The compiler may produce legality assertions only for certain
conditions specifically indicated in the Euclid Report. They always take the
form of Boolean expressions, and are usually quite simple (e.g., i < 10,
i = j, p not= C.nil). Note that legality is a more fundamental
property than correctness, since (a) it is defined as consistency with the
language specification, rather than consistency with a particular program
specification (a program could be consistent with one
specification, and inconsistent with another), and (b) a program that is
illegal has no defined meaning, and hence cannot be said to be consistent with any specification. Also
note that a particular program is not sometimes legal and
sometimes illegal (e.g., depending on whether i = j on
some run): the verifier must show that the legality assertions
are valid (always true).
Later sections of this paper discuss some of the
non-obvious
legality conditions of Euclid.
Names And Scopes
In "Algol-like"
languages the rules connecting names (identifiers)

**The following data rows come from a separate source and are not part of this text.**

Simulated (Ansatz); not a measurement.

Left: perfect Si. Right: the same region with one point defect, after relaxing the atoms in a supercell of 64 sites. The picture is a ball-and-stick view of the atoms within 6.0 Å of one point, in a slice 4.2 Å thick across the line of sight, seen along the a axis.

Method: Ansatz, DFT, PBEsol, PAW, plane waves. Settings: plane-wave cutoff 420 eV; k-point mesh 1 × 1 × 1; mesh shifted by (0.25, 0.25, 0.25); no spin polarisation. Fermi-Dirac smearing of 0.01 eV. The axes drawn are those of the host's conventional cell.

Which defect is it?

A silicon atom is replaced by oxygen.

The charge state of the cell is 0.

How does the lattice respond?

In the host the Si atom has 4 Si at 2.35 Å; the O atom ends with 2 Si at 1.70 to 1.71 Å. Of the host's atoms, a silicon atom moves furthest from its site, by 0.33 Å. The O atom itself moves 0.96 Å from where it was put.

to what they denote (e.g., variables) give rise to some subtle, but
troublesome, problems for both programmers and verifiers. Some
variables, for example those passed as
variable
parameters, may be accessible by more than one name. Thus, assignment to x may
change y we will call this aliasing. Access to a global variable can
accidentally be lost in a scope by the interposition of a new declaration
involving the same name
(the "hole in scope" problem). Conversely,
failure to
declare a variable locally may result in a more global access than was intended.
(Such problems are generally not detected by compilers.) The intimate connection
between a variable's
lifetime and its scope frequently forces variables
to be declared
outside the local scopes in which they are intended to be used. Finally, the
automatic importation of all names in outer scopes into contained scopes, unless
redeclared, tends to
create large name spaces with
correspondingly
large opportunities for error. For more complete discussions of these problems, and some suggested solutions, see [Wulf and Shaw 1973] and [Gannon
and Horning 1975].
Several
Euclid features are intended to remove these problems;
they are discussed here and in the following two sections. Unlike the designers of Gypsy [Ambler et al. 1977], we did not discard the Algol notion of nested
scopes, which seems to us to be a
natural representation of hierarchy, and a good first approximation to the necessary name control. Rather, we have chosen to strengthen it by a number
of restrictions.
The
first restriction requires the programmer to control the "flow" of names between
levels of abstraction by means
of an import list. Every closed scope (routine or module
body) must be accompanied by such a list specifying those names
accessible in the containing scope that are to be accessible
within the closed scope, and, in the case of variables, whether the access is to be
read-only or read-write. Other names are
simply inaccessible. An open scope (e.g., an Algol-like block)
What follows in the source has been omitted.